New Car/Review

1999 JEEP WRANGLER SAHARA 4WD

By Matt/Bob Hagin

Daimler/Chrysler Full Line factory footage (39:14) 28.8, 56k or 200k Part 1 and 200k Part 2

SPECIFICATIONS

     Manufacturer's Suggested Retail Price              $ 19,970
     Price As Tested                                    $ 23,810
     Engine Type               OHV 12-valve 4.0 Liter I6 w/SMFI*
     Engine Size                                 242 cid/3960 cc
     Horsepower                                   181 @ 4600 RPM
     Torque (lb-ft)                               222 @ 2800 RPM
     Wheelbase/Width/Length                   93.4"/66.7"/153.0"
     Transmission                              Five-speed manual
     Curb Weight                                     3283 pounds
     Fuel Capacity                                    19 gallons
     Tires  (F/R)                                 P225/75R15 A/T
     Brakes (F/R)                                      Disc/drum
     Drive Train                   Front-engine/four-wheel-drive
     Vehicle Type                        Four-passenger/two-door
     Domestic Content                                 81 percent
     Coefficient of Drag (Cd.)                   (soft top) 0.58

PERFORMANCE

     EPA Economy, miles per gallon
        city/highway/average                            16/19/16          
     0-60 MPH                                         11 seconds
     Payload capacity                                 800 pounds
     Towing capacity                                 2000 pounds

     * Sequential multi-port fuel injection

(Matt Hagin's experiences with "traditional" Jeep products isn't as extensive as those of his father Bob, who drove them 45 years ago. Matt does know that among young people, the new Jeep Wrangler is very "in.")

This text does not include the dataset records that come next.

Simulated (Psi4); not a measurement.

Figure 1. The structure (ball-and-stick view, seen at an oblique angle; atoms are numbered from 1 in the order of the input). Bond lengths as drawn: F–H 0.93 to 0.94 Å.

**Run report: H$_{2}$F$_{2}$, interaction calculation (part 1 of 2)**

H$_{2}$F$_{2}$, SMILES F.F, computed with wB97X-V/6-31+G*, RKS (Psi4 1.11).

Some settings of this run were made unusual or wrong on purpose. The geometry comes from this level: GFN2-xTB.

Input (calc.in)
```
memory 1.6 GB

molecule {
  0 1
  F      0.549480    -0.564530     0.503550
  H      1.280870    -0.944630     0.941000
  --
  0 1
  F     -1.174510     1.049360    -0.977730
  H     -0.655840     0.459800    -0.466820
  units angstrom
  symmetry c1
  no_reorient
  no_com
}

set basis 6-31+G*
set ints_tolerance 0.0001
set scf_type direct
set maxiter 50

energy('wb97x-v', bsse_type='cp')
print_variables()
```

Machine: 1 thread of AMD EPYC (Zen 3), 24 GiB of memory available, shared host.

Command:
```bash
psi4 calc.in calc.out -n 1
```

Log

MATT - Intensive market research comes up with some interesting automotive facts, Dad. I recently read that researchers found that among the age group of future buyers aged 13 to 20, the Jeep Wrangler is the most admired vehicle on the market. The reasons that these kids like the Wrangler range from the fact that it's a type of vehicle that their parents disapprove of to the idea that it looks like it's fun to drive.

BOB - Matt, this is no luxo SUV but it's a fun ride anyway. It's noisy inside even with the optional hard top. But its hard to beat when it's open and the wind's blowing through what's left of my hair. I didn't appreciate the Jeep I had to drive in Korea, but I had other things on my mind. This Wrangler Sahara has been refined over the years and its highway manners aren't bad for a car with a 93-inch wheelbase and live axles front and rear. And it's really very "boppy" in its own way. It's sporting pretty much the same profile and angular styling it's had since Jeep basics were laid down in '39 or '40. It has those typical flat fenders front and rear and the traditional round headlights reappeared in '96, after several years of rectangle styling.

MATT - There has been some concessions to creature-comforts over the years, Dad. The Wrangler now uses coil springs on both the front and rear axles and has increased wheel travel too. This makes for a smoother ride on the pavement and better control when the Wrangler is taken into the boondocks. The Jeep press kit makes note of the fact that the Wrangler retains its traditional "hose-out" feature. This means that once the driver has returned to civilization after playing in swamps or creek beds, he or she can pull out the rugs, seats and upholstery and hose out the mud through drains in the floorboards.

BOB - With "attributes" like that, the Jeep Wrangler is definitely not appropriate transportation to a country club dance or to the opera, although the valet-parking attendants would no doubt enjoy hot-dogging it around the parking lot. This is the real McCoy for off-road enthusiasts, unlike the fancy high-ticket sport/utility vehicles that no doubt never see anything more challenging than the gravel road that leads up to a country estate. The Wrangler is in a class of its own.

MATT - The rear seat area is not much different from the original G.I Jeeps that you cut your teeth on. Consequently, the back is better left to kids. They'd probably really enjoy it, because they'd get a chance to hold on to the built-in roll-over cage that protects the driver and passengers. The Wrangler has a couple of engines available but I'd pass on the 120-horse inline-four and go with the inline six that dates back 30-years, when the Jeep was a product of American Motors. At 181 horses and 222 pound/feet of torque, there won't be many off-road spots that stump the Jeep driver. ABS and a self-locking rear differential are available, and so are extra-low gear ratios. The current style windshield is three inches taller then the pre-'95 version so now the coefficient of drag is even higher at 0.55.

DAD - Matt, I don't think that a low profile or good aerodynamics are much of a selling point on the Wrangler. Much more appropriate features to capitalize on are the skid plates under the fuel tank and transfer case, which are very vulnerable if the thing is high-centered. Another advantage for off-roading is its 45-degree front approach angle and its rear departure angle of 32-degrees. Just right for crawling out of a dry-wash creek bed in Baja California. Another thing that the kids were impressed with about the Jeep Wrangler is that it looks good in their high school parking lot.

MATT - My high school days expired 16 years ago and I'm not about to go back to check out what's parked in front of the school.

BOB - Matt, I'm sure that by now the vice-principal has forgotten all about those "donuts" you were accused of spinning on the football field.